The township Historic Preservation Advisory Commission held two informal hearings at its March 4 meeting, one of which dealt with a building raising and another which dealt with a proposed new home.

Joachim Messing of Neuville Drive told the commission that he wants to tear down a garage on property he owns next to his house and build another home.

Messing has to get the commission’s approval because his property falls within 1,000 feet of the Delaware & Raritan Canal.

Messing said the new home would front Easton Avenue and would be two stories, hold three bedrooms and a two-car garage.

He said his plan is for a caretaker to live in the house when he and his wife get older, so they do not have to move into an assisted living center.

Commissioners had mixed feelings about some of the home’s design elements, including whether there is a third story on the building that could be converted to living space. Messing said that is an attic that will be used to house whatever mechanics are needed for heating, air conditioning and the like.

Messing will return to the commission in April for a formal hearing.

Steve Androsko, owner of the Griggstown Canoe Rental on Canal Road, said he wanted the commissioners’ thoughts on his plan to raise one of his buildings eight feet and move it about 20 feet away from the Canal Road and Griggstown Causeway’s intersection.

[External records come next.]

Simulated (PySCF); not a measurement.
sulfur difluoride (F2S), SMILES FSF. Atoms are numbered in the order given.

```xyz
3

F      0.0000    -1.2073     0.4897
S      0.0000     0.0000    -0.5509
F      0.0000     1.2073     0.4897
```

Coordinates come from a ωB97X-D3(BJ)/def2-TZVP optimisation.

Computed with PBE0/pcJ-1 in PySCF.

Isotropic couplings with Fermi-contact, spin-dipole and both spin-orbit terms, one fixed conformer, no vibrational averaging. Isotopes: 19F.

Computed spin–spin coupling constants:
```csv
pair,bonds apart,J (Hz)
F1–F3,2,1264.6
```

Androsko said his building gets flooded out and is often struck by trucks making turns at the intersection.

“I do flood almost yearly,” he said. “I’m in the severe repetitive loss category.”

Androsko said his flood insurance premiums could hit $30,000 a year.

“My main goal was to come here and see if there were any major objections to this,” he said.

Commission vice chairman Tom Gale said he was concerned that moving the building 20 feet would impinge on the bridge tender’s house next door.

Androsko still has to navigate the state’s regulatory bureaucracy, needing a number of permits from the state Department of Environmental Protection and other regulatory bodies.

“You want to make sure the DEP will issue you a permit before you do anything,” said Vince Dominach, the township’s principal planner. “You also going to want to talk to the (Delaware & Raritan) Canal Commission.”